So back in February, I made a post to Facebook that became a series of posts that became a private group, about being intense.
Being an intensive, I called it.
And as intensives are wont to do, I went hell-for-leather for a while, all-in, thinking, writing, totally absorbed. (It’s part of what we do.)
And then, emerging, I got into a car accident, and then I got sick….
and the shiny wore off.
And so my intensive-ness and my analysis of it moved to the back of the fridge.
But as I emerge from that fog, the question is this: how does one live into intensity?
How is an intensive sick? How is an intensive tired? How is an intensive when they’re taking codeine laced cough syrup?
How is an intensive slow?
And the answer seems to be this: either an intensive is INTENSELY slow (slow to the point of stopping, restful to the point of immobility) or an intensive is still going at 3000 or 4000 rpm behind the scenes even if the body can’t keep up.
I tried option one. I’m on to option two.
But option two puts a lot of pressure on the system, building up thoughts and possibilities, waiting. And waiting. It puts the focus forward, not in the now. And I’m not getting to “all better” fast enough to keep up with my brain. Brain recently decided, for instance, to go see if songwriting is fun. After 30 years of not writing songs. And then there’re the two books in the hopper. And coaching, of course. And a new circle of friends. And and and.

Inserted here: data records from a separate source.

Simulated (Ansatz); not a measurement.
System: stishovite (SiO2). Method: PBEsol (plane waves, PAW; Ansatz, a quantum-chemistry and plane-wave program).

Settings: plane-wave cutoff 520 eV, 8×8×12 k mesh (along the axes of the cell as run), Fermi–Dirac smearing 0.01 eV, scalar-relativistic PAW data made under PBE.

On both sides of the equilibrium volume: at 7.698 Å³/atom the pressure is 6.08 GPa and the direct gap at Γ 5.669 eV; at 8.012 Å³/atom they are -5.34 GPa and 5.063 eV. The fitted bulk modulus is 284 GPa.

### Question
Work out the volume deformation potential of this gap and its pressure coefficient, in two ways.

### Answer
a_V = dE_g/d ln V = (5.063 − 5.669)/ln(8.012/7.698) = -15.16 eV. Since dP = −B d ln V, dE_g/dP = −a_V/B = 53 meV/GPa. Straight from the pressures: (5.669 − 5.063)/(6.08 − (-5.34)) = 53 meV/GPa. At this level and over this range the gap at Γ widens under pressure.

So the challenge now, is how to manage the backlog. It seems to involve measured progress, focusing on something and doing enough of that one thing that my intensity is satisfied, at least a little bit, that there is progress, at least a little bit.
But we shall see. There’ definitely something here, something with gears and ratios, something with not-stopping that is also not-rushing-forward, something that is useful for moving between the not-intensive and the intensive worlds. More to follow.